KEY POINTS:
The Labour Government's performance on child poverty and hungry kids has been abysmal in recent weeks. Labour has been stung by National leader John Key's criticism of appalling levels of poverty throughout our low-income communities.
It's right that Key should take some ownership of the issues, as it was his party's policies from the 1990s which drove working-class New Zealanders into poverty in their hundreds of thousands, then held them there.
When Key talks about people being trapped on the bottom of the social ladder he should have added that it was National's Ruth Richardson and Jenny Shipley who smashed the rungs.
But at least Key has a coherent view. He sees the solution as donations from businesses and more government funding for community groups working with families. It's a charity model based on the philanthropy of Victorian England, whereby the undertaxed rich patronise the deserving poor.
It was summed up neatly by Key hosting 12-year-old Aroha Ireland at Waitangi, parading her like a trophy. Readers of Oliver Twist will recall how his benefactor showed him off to his friends. We are back to Dickensian England with Key.
But Labour's response has been an embarrassment. Prime Minister Helen Clark tried to downplay levels of poverty, and the best Education Minister Steve Maharey could offer was that "low-income parents don't need this kind of patronising attitude that comes from people like John Key".
Fair comment. But where are Labour's policies to eliminate poverty?

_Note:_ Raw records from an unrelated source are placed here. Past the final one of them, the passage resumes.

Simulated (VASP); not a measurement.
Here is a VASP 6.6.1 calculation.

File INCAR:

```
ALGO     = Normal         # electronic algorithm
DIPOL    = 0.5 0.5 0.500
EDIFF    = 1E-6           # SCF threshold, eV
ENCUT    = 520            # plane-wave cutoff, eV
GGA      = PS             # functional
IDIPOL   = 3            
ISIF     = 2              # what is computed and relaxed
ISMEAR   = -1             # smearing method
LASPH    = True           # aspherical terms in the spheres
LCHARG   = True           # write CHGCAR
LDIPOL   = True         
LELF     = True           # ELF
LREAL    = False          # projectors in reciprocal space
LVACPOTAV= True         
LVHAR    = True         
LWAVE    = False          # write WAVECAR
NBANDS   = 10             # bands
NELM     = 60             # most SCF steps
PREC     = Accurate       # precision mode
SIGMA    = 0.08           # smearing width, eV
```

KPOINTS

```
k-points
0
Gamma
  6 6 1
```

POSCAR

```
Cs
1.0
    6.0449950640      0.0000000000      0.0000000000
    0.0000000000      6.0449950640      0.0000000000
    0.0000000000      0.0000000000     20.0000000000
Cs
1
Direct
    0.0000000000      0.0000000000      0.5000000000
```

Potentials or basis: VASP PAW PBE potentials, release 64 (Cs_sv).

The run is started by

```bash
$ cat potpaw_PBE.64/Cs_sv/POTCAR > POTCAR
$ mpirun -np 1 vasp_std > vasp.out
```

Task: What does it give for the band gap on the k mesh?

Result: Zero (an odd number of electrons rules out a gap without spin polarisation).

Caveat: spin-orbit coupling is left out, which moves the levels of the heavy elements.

Labour has trumpeted low unemployment as a measure of improving living standards, and when Labour MP Phil Goff visited McGehan Close he proclaimed that things were not as bad as Key suggested. Eighty per cent of the people in the street were employed, Goff said. Undoubtedly true, but not helpful.
It doesn't help the Samoan father of three who told me he works 50 to 60 hours each week (no overtime rate) on a 6pm to 6am security roster earning $13 an hour. His wife has a cleaning job for $10.75 an hour from 3pm to 8pm four nights a week.
A teenage cousin of the children looks after them when both parents are working. The father worries about his 10-year-old boy getting into trouble at school. Is it any wonder? At the heart of the problem is our low-wage, part-time, insecure and anti-social employment.
Labour and National together destroyed tens of thousands of quality manufacturing jobs in the 1980s and 1990s and replaced them with poor-quality, service-sector jobs.
Even now under Labour, families in low-income communities have gone backwards. A Ministry of Social Development report last September confirmed that poverty is on the increase, with 8 per cent of the population in the "severe hardship" category - up from 5 per cent in the previous survey in 2000 after Labour took charge.
The proportion of children in families under severe or significant hardship increased from 18 per cent in 2000 to 26 per cent in 2004.
For Maori and Pacific families the figures are even more sickening. Pacific families suffering severe hardship increased from 16 per cent in 2000 to a staggering 30 per cent in 2004.
It is no surprise that the figures in the Herald this month showed 40.8 per cent of Pacific Island children (7.7 per cent for Europeans and 22.9 per cent for Maori) go to school without breakfast. Labour should hang its head in shame.
The Government claims these figures will have improved since the Working for Families package. True for some families in stable employment but we still have hundreds of thousands living in poverty with no plan to move forward.
Labour says it has raised the minimum wage by 46 per cent since 1999 but business profits have increased 54 per cent over the same period. The average wage increased by just 20.5 per cent - and, in real terms, has decreased by 20 per cent in 20 years.
Finance Minister Michael Cullen rubbed it in last year when he called for wage restraint and told workers: "You can't expect wage and salary increases to compensate you for what are major shifts in relative prices over which we ourselves have no control."
So while workers' wages increased by just 3.1 per cent in the year to March 2006, inflation was 3.4 per cent.
Cullen received a hefty 8 per cent increase - up $18,300. So while working people continue to suffer cuts in their real take-home pay, the wealthy surge ahead.
Working for Families is, in reality, a state subsidy for businesses that pay poverty wages. Both Labour and National prefer to subsidise wage levels with government funding rather than pressure companies to convert high profits to wage increases. And Labour's next move is to reduce company tax ... the low-paid come a distant last.
It is true that Labour inherited an appalling situation but it doesn't have the policies or the will to make real changes.
Instead of corporate welfare, New Zealand needs policies based on full employment and breadwinners earning enough in 40 hours to support a family at a reasonable standard.
Couple this with raising the minimum wage and pegging it to 75 per cent of the average wage and we would have a policy to let families fly and end the problems associated with alienation and dysfunction.
With these two policies in place we could abolish the dole.
Instead Labour, like National, shows the same lack of faith in people to run their own lives and communities. Labour's tenure in government is a disgrace.
The very Pacific people who so loyally and consistently vote Labour are the very ones slapped in the face by a party which puts the free-market at the centre of the economy instead of working New Zealanders and their families.
Labour MPs might reflect on this when our predominantly Pacific Island cleaning staff - who work long, unsociable hours - receive just a 35c an hour increase in pay this year. Not enough to buy a cup of coffee at the end of a long hard shift.
What else has Labour given to Pacific Island families - Taito Philip Field. What more can be said?
* John Minto is spokesman for Global Peace and Justice, Auckland.